One of the high-profile announcements during Prime Minister Narendra Modi’s Singapore visit could be the launch of mutually acceptable digital wallets between Indian and Singaporean citizens.
The transactions would be hosted by Indian government’s National Payments Corporation of India (NPCI) — an umbrella organisation for all retail payment systems in India — with its RuPay cards and Singapore’s equivalent system, Network for Electronic Transfers or Nets. Just as NPCI’s mandate is to promote digital payments in India, Nets has the mandate of the Monetary Authority of Singapore to become the preferred digital payments system.
It has significance. Once the handshake between NPCI and Nets happen, Indians with RuPay card can do any transaction in any shop or merchant establishment in the island nation. Similarly as a press release from Nets puts it; Singapore shoppers will be able to pay for goods and services on popular Indian e-commerce websites such as flipkart.com, snapdeal.com via Nets-powered digital cards.
The prime minister would reach Singapore on Thursday for a three-day trip on the second leg of his two-nation tour. He arrives in Indonesia on May 29.
A memorandum of understanding (MoU) signed between Nets, floated by a consortium of Singapore-based banks but as privately-held company and state-owned NPCI is already in existence since September last year. Modi’s visit is expected to be the trigger to make the connection become practical.
While upper-middle class Indians use credit, debit or forex cards when they step abroad, New Delhi hopes the linking RuPay debit cards promoted by NPCI will deepen the digital payments ecosystem among an entirely new generation of users in India.
Neither Nets nor NPCI was willing to comment on the possibility of the formal launch of the digital ecosystem to time with Modi’s halt at Singapore. Government officials in both countries said the handshake was expected to be one of the marquee moments of this visit. It would be gradual, though. One of the possible hindrances is the almost mandatory use of Aadhaar as know your customer identifier by NPCI for its domestic platforms. Allowing, say Singapore customers on these platforms would mean relaxing this constraint that has been hardwired into the banking payments system by RBI. This is yet to be decided upon.

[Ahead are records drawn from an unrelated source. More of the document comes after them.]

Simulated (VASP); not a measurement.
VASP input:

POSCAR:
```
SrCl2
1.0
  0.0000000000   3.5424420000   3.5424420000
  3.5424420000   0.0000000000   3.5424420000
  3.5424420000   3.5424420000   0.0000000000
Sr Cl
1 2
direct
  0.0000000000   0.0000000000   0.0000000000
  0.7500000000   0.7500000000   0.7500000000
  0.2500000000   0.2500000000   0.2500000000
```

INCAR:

A press release issued when the two organisation signed on the MoU sets “mid 2018” as the time to roll out the first phase of the partnership. It would enable an Nets powered digital cards system to become operational so that it can be accepted as a payment option on NPCI’s e-commerce merchants’ websites in India. Similarly “RuPay cards (will) be accepted via QR code payment at all NETS acceptance points in Singapore”.
Mutually acceptable e-wallets on cards
One of the announcements during Modi's Singapore visit could be the launch of mutually acceptable digital wallets between the two nations
Once the handshake between NPCI and Singapore’s Nets happens, Indians with RuPay card can do any transaction in Singapore
Transactions would be hosted by NPCI
While upper-middle class Indians use credit, debit cards when they step abroad, New Delhi hopes the linking of RuPay debit cards will deepen digital payments’ ecosystem
Using RuPay like Visa or MasterCard to swipe at any point of sale in Singapore would have to wait a bit more. Other than Aadhaar another constraints is that Indian rupee is not a freely convertible currency. This limits the payment options that can be made available to offshore merchant entities. It would depend on the two way availability of a rupee to Singapore dollar quote on a real time basis. The Reserve Bank of India would have to make adjustments to its management of the Indian Rupee to make this happen.
For Singapore too the payment gateway is important This project was facilitated by International Enterprise (IE) Singapore, which saw the market need and complementary solution NETS could provide for the collaboration with NPCI. With India’s rising consumer growth and digital adoption, this cross-border digital payment gateway allows Singapore companies to tap into opportunities from Indian consumers.
For India, an acceptance of RuPay card by Singapore is a major stepping stone to the wider acceptance of the Rupee abroad. In the welter of competing digital payments practices sweeping through Asia, making RuPay an important player, is important. China is attempting s similar deal for the Yuan abroad and has the chance to do so on the back of the mega Chinese e-commerce companies.
This is one of the reasons why the Prime Minister’s Office is working on ways to make the next stage of announcement possible, despite the constraints yet to be cleared.
NPCI is in the midst of aligning the payment practices within India too to make digital payment platforms competitive for domestic trade too. While volumes have risen exponentially—the volume of transactions on the mobile based digital payment ecosystem has crossed the one billion mark by April 2018 in just two years of its launch, the expansion of the system to beyond the borders of India to a huge market like Singapore could be a massive stamp of acceptance for the eco-system.